Customer Experience News & Trends

9 elements of winning sales presentations

You’re in front of your prospect and he or she is ready to listen to you. Your challenge now is to structure all of your material into a logical, memorable story you can deliver effectively. Here’s what will help:

  1. Start with a powerful opening that’s about the prospect. Be very clear about the outcome you want and structure your material to support it. If prospects understand what’s going to happen, they’re much more likely to stay engaged throughout the presentation. Try to anticipate what benefits you’re offering the prospect and what you’d like the next step to be.
  2. Make it easy for your prospect to follow what you’re saying. What are the key points you want the prospect to remember? How will you illustrate each point? What examples will the prospect be able to repeat after three days time?
  3. Keep it crisp. Some salespeople talk too much about themselves and their companies. The result is a one-way interaction — they’re giving information, but they’re not having a conversation. The key to connecting with a client is good conversational skills. The key to a good conversation is to ask questions, then listen to the answers.
  4. Use memorable stories. Prospects rarely remember your exact words, but they may remember the mental images your words inspired in them. Try to support your key points with vivid, relevant stories. Help prospects form lasting images in their minds by using memorable characters, exciting situations and intriguing dialogue.
  5. Use third-party endorsements. Examples of how you’ve helped other customers are a powerful way of proving the benefits of the product or service you’re selling. The more relevant you make the stories, the better. Try to make the story flow logically: This was how bad the problem was. This is what you did about it. What were the outcomes? What were the benefits customers accrued as a result?
  6. Connect on a human level. The most powerful presentations combine intellectual and emotional connections. Prospects may justify doing business with you for specific analytical reasons. But what may give you an edge is creating an emotional connection, too. Emotion comes from engaging prospects’ imaginations, involving them in your stories by frequent use of the word “you” and answering their unspoken question, “What’s in this for me?”
  7. Provide the right level of detail. What level of detail is your prospect seeking? Generally, you start at a high level, objective view and work down into more and more detail. You need to be sensitive to your prospect’s needs when it comes to detail. Some prospects like the high level, objective view while others prefer the detail.
  8. Pause. Good presentations contain changes of pace, pauses and full rests. Pauses give prospects an opportunity to think about the important point you’ve just made. Give them time to ask lots of questions and think over what has been said.
  9. Don’t let fluff kill your message. The secret of a good presentation is to use fewer words, not more. Take out the excess verbiage and concentrate on delivering a clean, crisp message.

Objections may help

No matter how thorough your presentation, your prospect will normally have unanswered questions and concerns you have to deal with before you can close. The ability to identify, analyze and answer a prospect’s objections puts you in a better position to provide the information the prospect needs before signing an order.

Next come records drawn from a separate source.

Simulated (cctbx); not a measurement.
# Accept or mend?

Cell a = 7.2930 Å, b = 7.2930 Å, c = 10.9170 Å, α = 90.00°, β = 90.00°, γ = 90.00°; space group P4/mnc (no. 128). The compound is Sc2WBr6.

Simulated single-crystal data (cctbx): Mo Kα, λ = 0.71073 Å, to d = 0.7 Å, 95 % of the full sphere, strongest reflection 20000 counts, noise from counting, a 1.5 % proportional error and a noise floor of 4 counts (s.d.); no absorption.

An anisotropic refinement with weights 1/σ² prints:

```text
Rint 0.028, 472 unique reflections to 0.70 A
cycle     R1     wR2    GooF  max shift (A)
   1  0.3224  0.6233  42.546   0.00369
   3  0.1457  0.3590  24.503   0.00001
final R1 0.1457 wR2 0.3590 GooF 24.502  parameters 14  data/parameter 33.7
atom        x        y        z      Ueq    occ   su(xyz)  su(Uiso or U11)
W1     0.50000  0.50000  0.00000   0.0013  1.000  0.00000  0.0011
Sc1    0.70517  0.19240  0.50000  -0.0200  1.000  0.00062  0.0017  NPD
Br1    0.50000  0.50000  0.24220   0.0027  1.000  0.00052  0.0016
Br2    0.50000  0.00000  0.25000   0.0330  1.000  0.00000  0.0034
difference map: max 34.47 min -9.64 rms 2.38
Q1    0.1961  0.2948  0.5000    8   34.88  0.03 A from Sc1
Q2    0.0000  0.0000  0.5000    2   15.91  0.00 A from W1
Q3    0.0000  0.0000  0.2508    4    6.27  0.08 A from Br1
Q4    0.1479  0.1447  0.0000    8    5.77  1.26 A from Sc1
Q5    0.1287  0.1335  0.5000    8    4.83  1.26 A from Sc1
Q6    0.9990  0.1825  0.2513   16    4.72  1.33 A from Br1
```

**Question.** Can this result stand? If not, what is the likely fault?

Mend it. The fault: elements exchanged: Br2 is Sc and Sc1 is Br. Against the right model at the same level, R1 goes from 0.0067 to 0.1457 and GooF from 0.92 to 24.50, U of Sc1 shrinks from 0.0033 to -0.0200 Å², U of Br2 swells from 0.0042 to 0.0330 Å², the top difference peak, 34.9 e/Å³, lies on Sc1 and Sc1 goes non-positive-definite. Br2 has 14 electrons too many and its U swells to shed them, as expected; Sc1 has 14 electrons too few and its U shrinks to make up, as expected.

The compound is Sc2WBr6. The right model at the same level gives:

Here are five important things objections will tell you:

  1. Why the prospect may not buy.
  2. What you have to do to make the sale.
  3. Where you weren’t clear.
  4. Where the prospect needs more information.
  5. Where you weren’t effective.

Look for them early

Although objections can arise anywhere in the presentation, it’s best if they come at an early phase. If you don’t get specific input from your prospect during an early phase, there’s a good chance that you’ll have to deal with serious objections later when you’re trying to close.

Listen carefully  

Listen carefully when a prospect raises an objection. Don’t argue as it only establishes an adversarial relationship that destroys trust. One of the most important things to do in handling objections is to ask questions. Prospects will sometimes cover their true objections with a smoke screen. Subtle questioning may pinpoint the real objection.

Adapted from: Presentations Plus, by David Peoples, a sales trainer for major corporations, including IBM, General Electric, The American Institute of CPAs and the American Red Cross.